British Bank Tries To Rein In Its Horrible Jerk Bankers A Bit

British Bank Tries To Rein In Its Horrible Jerk Bankers A Bit
"Scr*w you all, plebs! I'm keeping all of it and there's nothing you can do about it." (ha-ha)
"Scr*w you all, plebs! I'm keeping all of it and there's nothing you can do about it." (ha-ha)

Barclays may start cutting pay to punish senior bankers who bully their underlings.

The British bank already made new rules earlier this year to help overworked junior bankers. Young bankers in the company can now work no more than 12 consecutive workdays, and have a mandatory 12 days off each fiscal quarter. But next month, Barclays will anonymously survey junior bankers to identify how senior workers treat those in the lower ranks, according to a report in the Wall Street Journal.

Well-rated senior bankers will be rewarded. Widely disliked upper-rung employees can expect “repercussions” as their rating is “taken into account when making decisions around pay,” the WSJ’s Matt Turner and Nick Kostov wrote.

Barclays did not respond to requests from The Huffington Post for comment on Wednesday.

The move to empower junior employees is among the most radical in the financial industry. Wall Street has been rapidly losing its young recruits to technology startups, where ties are often optional and cushy perks abound. At the Wharton School of the University of Pennsylvania, 25 percent of the undergraduate class of 2013 entered jobs in investment banking, according to The New York Times. That’s down from 48 percent in 2007.

Earlier this month, investment bank Jefferies shamed managers in a company-wide letter for not respecting their employees’ need to balance work with home life.

“Waiting until the last minute to hand out work, creating unnecessary projects or deadlines, or just being insensitive makes you a jerk,” CEO Richard Handler and Chairman Brian Friedman wrote in the letter, copies of which were obtained by Dealbreaker and the Times. “We do not have or want jerks at Jefferies.”

The banking industry has been soul-searching over its treatment of underlings since a 21-year-old intern died last year of an epileptic seizure. The coroner in that case said it may have been brought on by fatigue.

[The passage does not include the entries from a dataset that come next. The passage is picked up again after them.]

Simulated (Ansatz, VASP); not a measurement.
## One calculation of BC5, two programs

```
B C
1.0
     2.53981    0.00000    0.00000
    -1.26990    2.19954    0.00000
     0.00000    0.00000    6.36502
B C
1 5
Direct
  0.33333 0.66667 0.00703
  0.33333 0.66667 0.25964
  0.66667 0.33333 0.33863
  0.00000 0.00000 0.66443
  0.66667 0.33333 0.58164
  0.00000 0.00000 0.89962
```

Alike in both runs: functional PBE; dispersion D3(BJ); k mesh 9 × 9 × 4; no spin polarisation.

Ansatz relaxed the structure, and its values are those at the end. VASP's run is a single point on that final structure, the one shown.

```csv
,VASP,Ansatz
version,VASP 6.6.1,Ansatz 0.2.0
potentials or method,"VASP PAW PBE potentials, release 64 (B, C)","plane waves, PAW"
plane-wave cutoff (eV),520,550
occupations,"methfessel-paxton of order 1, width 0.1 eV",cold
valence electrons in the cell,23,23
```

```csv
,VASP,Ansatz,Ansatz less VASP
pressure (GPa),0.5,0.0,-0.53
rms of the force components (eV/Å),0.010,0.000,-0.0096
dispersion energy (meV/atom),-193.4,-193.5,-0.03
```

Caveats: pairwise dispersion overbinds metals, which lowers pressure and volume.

Last October, Goldman Sachs started pushing junior bankers to take weekends off. Three months later, Credit Suisse sent out a memo insisting junior bankers stay home on Saturdays unless they’re working on a deal. Perhaps taking a note from Barclays, Citigroup is also planning to survey its junior workforce, thought WSJ reported that results won’t affect managers’ pay. And in August, junior bankers at most of Wall Street’s biggest firms got raises.